Eager to shed its “dropped once, never fired” reputation, France is assiduously gearing up for World War III. And the latest additions to President Macron’s armed forces will leave even the best military strategist speechless.
A “Space Command” with laser-shooting Nano-satellites, an army of science fiction writers, and a Green Goblin-inspired flying soldier are just a few of Macron’s latest schemes to protect the French motherland from all threats both foreign and intergalactic.
One gets the impression that if he weren’t so busy running a country, he would be price-shopping flights to Nevada while practicing to Naruto Run past the guards outside Area 51.
In a speech addressed to military personnel the day before the Bastille Day parade, Macron announced the creation of a “Space Command” to protect French satellites from possible threats.
“To give substance to this doctrine and ensure the development and reinforcement of our space capabilities, a space command will be created next September in the air force.”
A $4 billion military budget backs this project, which aims to deploy laser pointers in orbit and use them to blind spy satellites.

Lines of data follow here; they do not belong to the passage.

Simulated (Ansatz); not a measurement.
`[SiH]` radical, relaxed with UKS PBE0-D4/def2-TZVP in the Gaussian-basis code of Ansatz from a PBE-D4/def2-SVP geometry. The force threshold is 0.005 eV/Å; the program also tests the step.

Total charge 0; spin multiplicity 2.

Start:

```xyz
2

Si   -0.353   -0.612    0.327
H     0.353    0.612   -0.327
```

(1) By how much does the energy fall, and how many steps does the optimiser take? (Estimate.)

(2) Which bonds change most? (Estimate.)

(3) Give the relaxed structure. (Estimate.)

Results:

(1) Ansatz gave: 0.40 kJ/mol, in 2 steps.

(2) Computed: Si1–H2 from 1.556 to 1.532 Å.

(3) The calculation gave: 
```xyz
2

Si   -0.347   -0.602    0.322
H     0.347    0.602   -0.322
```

French Armed Forces Minister Florence Parly said France is willing to defend its 2,000 satellites with powerful lasers fired from satellites or — and this isn’t a joke — nano-satellites:
“If our satellites are threatened, we intend to blind those of our adversaries … We reserve the right and the means to be able to respond: that could imply the use of powerful lasers deployed from our satellites or from patrolling nano-satellites.”
For those more down-to-earth, another surprising and bizarre project came courtesy of Franky Zapata. During the Bastille Day military parade, the inventor exhibited his Green Goblin-style flyboard while President Macron gushed about how proud he was of his “modern and innovative” army.
Zapata, 45, explained that his invention could fly for more than 10 minutes at more than 115 miles per hour. After soaring through the streets of Paris, the inventor tried to cross the English Channel. He failed.
Apparently, the problem was due to Zapata pushing the limits of his invention, making it fly longer than it could bear.
Thinking that a president could conceive of the need for a special commando with nano-satellites that launch powerful lasers against space threats or the creation of an army of flying soldiers seems odd, but Macron’s announcement of a new division of science fiction writers to prevent unimaginable threats could explain this.
The division —which he calls the “Red Team” — will leverage the writers’ imagination to anticipate possible threats. This think-tank will help the military foresee “scenarios of disruptions” that could appear in the near future – most likely in the plot of a straight-to-Netflix sci-fi flick.
But don’t worry. The president clarified that —at least for now— the military strategy would be left to military strategists. And although it may sound redundant, given the circumstances, it is essential to emphasize this:
“It is certainly not the Red Team that will decide France’s military strategy and still less its defense policy. Its role will be to help the Defence Innovation Agency think about future technologies and their impact on strategies.”
Macron does not seem to be the only one imagining interstellar wars. The president of the United States is also seeking the creation of a “Space Force.”
Just this week, Vice President Mike Pence said: “We’re well on our way” to making the Space Force a reality.